That Revenge Drama in Lot 49.
Mark Kohut
mark.kohut at gmail.com
Sun Dec 23 16:20:55 CST 2018
No, Pynchon is a great comic novelist with multiple ambiguities, as I say too often, I'm sure.
The over-the-topness is a parody, some might argue, of Jacobean drama.
The scene with Dr. Hilarius is also funny and also contains some straight themes, I would say.
And, yes, the Jacobean revenge play is more intense, more compactly funny.

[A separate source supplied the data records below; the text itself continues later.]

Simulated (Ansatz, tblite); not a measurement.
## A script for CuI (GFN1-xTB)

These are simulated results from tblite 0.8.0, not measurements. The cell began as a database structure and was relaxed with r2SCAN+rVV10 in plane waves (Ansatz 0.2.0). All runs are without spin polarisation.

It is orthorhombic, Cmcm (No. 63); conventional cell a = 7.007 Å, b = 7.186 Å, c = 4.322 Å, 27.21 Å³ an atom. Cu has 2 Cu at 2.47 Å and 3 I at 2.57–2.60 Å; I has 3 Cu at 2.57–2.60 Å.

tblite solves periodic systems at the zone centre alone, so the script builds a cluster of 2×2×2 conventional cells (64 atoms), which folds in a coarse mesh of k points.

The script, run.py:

I meant it as I wrote it while trying for a semi-allusive ambiguity.
Sent from my iPhone
> On Dec 23, 2018, at 4:38 PM, Thomas Eckhardt <thomas.eckhardt at uni-bonn.de> wrote:
>
> I take this to mean that you don't find "The Courier's Tragedy" funny at all?
>
>> Am 23.12.2018 um 12:25 schrieb Mark Kohut:
>> Yeah, more hilarious than Dr. Hilarious.
>> Sent from my iPhone
>>> On Dec 23, 2018, at 6:15 AM, Thomas Eckhardt <thomas.eckhardt at uni-bonn.de> wrote:
>>>
>>>
>>>> Am 23.12.2018 um 12:01 schrieb Mark Kohut:
>>>> So bloody violent. Meanings? Is this History; is this the unverifiable
>>>> text that is the transmission of History? The inherent vice of Human
>>>> Nature, which we must go beyond--if we can? History as Jacobean
>>>> revenge drama, Hegelianism as Titus Andronicus: History as the Marquis
>>>> de sade?
>>>> Think of Lot 49, Pynchon and The Word. The religious, leaning
>>>> Catholic, obsession thru the fiction to AGAINST THE DAY, w Mark's
>>>> gospel. Think of the gnosticism
>>>> reading(s), finds, allusions of Pynchon.
>>>
>>>
>>> Probably. But mainly it is very, very funny.